Sir Charles Parsons – the Man who Powered the World

Electricity: it is impossible to imagine the modern world without it. Simply turn the switch on and it works, but how is it generated? Well, that can be traced back to something called a steam turbine, invented by Charles Algernon Parsons back in 1884…

Today’s modern world is powered by the magic that is electricity. It is the power that keeps the lights on, cooks our food, warms our homes or cools them, depending where in the world you live, and enables all of those TVs and computers to work… whether you want them to or not. Simply turn the switch on and it works, but how is all of that electricity generated? Well, that can be traced back to something called a steam turbine, invented by Charles Parsons back in 1884. Today, over 90% of all electricity generation in the world is produced by the use of steam turbines and that is likely to remain so, long into the foreseeable future.

Sir Charles Algernon Parsons. WC PD.
Sir Charles Algernon Parsons

So, who was this genius Charles Parsons and what on earth are these steam turbines?

The answer to first question is a little easier to answer than the second.

Charles Algernon Parsons was born in London on 13th June 1854 in London. The youngest son of an aristocratic Anglo-Irish family, his father was the astronomer William Parsons, 3rd Earl of Rosse, an English engineer and astronomer.

At their family seat in Birr Castle, County Offaly, Ireland, Charles and his three brothers were educated at home by a number of private tutors, all of whom were well versed in the sciences of the day. Charles would go onto read mathematics at Trinity College Dublin, and then at St. John’s College, Cambridge.

Graduating in 1877 with a first-class honours degree from Cambridge, he joined the Newcastle-based engineering firm of Armstrong Whitworth as an apprentice, an unusual step perhaps for the son of an earl. Later Charles moved to Kitsons in Leeds, where he worked on rocket-powered torpedoes.

In 1884 Charles moved to Clarke, Chapman and Co., a ship-engine manufacturer operating near Newcastle, where he became head of their electrical-equipment development. It was here that he developed a high-speed steam turbine engine and immediately utilised his new engine to drive an electrical generator, which he had also designed.

His steam engine turbine made the cheap and plentiful electricity possible that would revolutionise marine transport worldwide, as well as of course, produce most of the electrical energy that we all enjoy today!
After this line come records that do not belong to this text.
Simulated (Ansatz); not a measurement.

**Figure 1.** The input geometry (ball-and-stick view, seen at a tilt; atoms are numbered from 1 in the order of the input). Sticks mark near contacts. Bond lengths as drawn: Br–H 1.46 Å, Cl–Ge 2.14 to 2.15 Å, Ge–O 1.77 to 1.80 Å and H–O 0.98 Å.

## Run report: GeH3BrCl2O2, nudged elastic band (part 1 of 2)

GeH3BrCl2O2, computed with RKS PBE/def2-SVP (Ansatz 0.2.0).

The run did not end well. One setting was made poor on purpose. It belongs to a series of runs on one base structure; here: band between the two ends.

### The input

And so, on to that second question. A steam turbine, or steam turbine engine, is a machine or heat engine that extracts thermal energy from pressurised steam and uses it to do mechanical work via a rotating output shaft, which in turn drives an electrical generator, similar to a dynamo.

Pinwheel rotation direction depending on blowing position. CC BY-SA 4.0
Pinwheel rotation direction depending on blowing position. CC BY-SA 4.0

Think of a child’s plastic windmill, like the one illustrated, which rotates either in the wind or when a child blows on it. It rotates due to the aerodynamic shape of the plastic blades; however plastic would obviously melt if subjected to high pressure steam. And so, replace those aerodynamic plastic blades with high-grade steel alloy blades, lots of them, all mounted in rows on that central rotating shaft which if coupled to a generator, produces electricity. Such turbogenerators are the core of most modern power stations which can be fuelled by coal, oil, gas, nuclear, or even solar energy.

Assembly of a steam turbine rotor produced by Siemens, Germany. Published with the friendly permission of Siemens Germany. WC.
Assembly of a steam turbine rotor produced by Siemens, Germany. Published with the friendly permission of Siemens Germany

In 1889 Charles founded C. A. Parsons and Company in Newcastle to produce turbo generators to his own design. In the same year he also set up the Newcastle and District Electric Lighting Company and opened the Forth Banks Power Station, the first power station in the world to generate electricity using turbo generators. Although fairly limited in its efficiency, through rapid incremental improvements over a few years Charles built his first megawatt turbine for a generating plant in Germany.

Traditionally steam engines used steam pressure to push a piston back and forth inside a cylinder which could be converted into a rotational force via a connecting rod and crank, rather like the internal combustion engine that powers a petrol or diesel car.

Also interested in marine applications, Charles founded the Parsons Marine Steam Turbine Company in Newcastle. In June 1897, his turbine-powered yacht, Turbinia, turned up unannounced at the Royal Navy Review for the Diamond Jubilee of Queen Victoria at Spithead, in front of a celebrity audience that included the Prince of Wales, a mass of foreign dignitaries, and Lords of the Admiralty. Moving at speed to demonstrate the great potential of this new technology, the Turbinia easily outpaced the fastest Royal Navy ships of the time.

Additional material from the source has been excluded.